#oneaday Day 64: Longer Than Anticipated

Urgh. Thought I'd be home earlier than this, but… well.

Rewind a bit. I was out at a local friend's place this evening for one of what used to be our regular board gaming meetups. These have since become extremely irregular since two of our number had at least one child, and it was just three of us this evening. We played Thunderstone, which, if it was a little earlier, I would talk a bit about, because it's a cool game. Maybe tomorrow.

However, after the game concluded, there was a certain amount of drinking from the parties present who were not me. And when said present parties drink, they become not boisterous and rambunctious, but rather up for a good old-fashioned political, philosophical debate. The sort of thing that, generally speaking, is total anathema to me in conversational terms; I spend time and effort actively avoiding that sort of discourse online due to the amount of unpleasantness that generally surrounds it, so I certainly really don't relish the prospect of having it in a real-life situation where I can't escape it.

Well, I tell a lie; I did kind of escape it; I'd had the foresight to take my Switch with me, so I just played some Dynasty Warriors 8 Xtreme Legends Definitive Edition while they debated whether or not one of them was rich enough to "do something" about global warming, whether they were worried about the world maybe possibly ending at some point in the next 50 years and some other bits and bobs that I completely tuned out for.

I know some of this stuff is "important", but I just can't bring myself to care any more, I'm afraid. I've been so bombarded with overtly political messages online for the last few years that I now just put up a "shield" any time such discussions come up, and I don't want to engage. The prospect of engaging with such discussions actively causes me anxiety. I don't begrudge my friends the opportunity for a good debate — they're both the kind of people who have always enjoyed debates like this, the weirdoes — but it's not an activity in which I feel like I can participate in, especially when the matters under discussion just don't matter to me.

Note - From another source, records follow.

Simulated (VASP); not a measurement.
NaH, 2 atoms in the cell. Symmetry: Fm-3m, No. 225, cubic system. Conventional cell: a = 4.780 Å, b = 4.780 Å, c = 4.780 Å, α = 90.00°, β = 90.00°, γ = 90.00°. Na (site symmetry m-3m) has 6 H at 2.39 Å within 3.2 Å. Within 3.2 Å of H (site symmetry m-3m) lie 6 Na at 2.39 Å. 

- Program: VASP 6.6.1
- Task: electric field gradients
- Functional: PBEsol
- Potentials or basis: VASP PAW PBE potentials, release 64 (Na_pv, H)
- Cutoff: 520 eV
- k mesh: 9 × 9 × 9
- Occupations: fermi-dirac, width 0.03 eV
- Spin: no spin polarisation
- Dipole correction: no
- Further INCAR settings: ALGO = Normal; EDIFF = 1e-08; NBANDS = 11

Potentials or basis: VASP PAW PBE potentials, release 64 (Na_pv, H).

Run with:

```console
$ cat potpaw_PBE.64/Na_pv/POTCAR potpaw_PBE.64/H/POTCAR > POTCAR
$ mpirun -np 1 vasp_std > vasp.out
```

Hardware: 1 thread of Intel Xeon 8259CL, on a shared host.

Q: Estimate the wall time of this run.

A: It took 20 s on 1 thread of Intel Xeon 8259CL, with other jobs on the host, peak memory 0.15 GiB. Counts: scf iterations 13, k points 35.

I spend enough time and effort worrying about trying to keep myself if not happy then at least vaguely sane. That is a delicate balancing act at the best of times, so I really don't have the energy for anything more. I care about myself and the things close to and important to me. My wife. My cat. My family. My friends. Video games. Music. Writing. Creativity. And that's about it.

And that's enough for me, to be honest.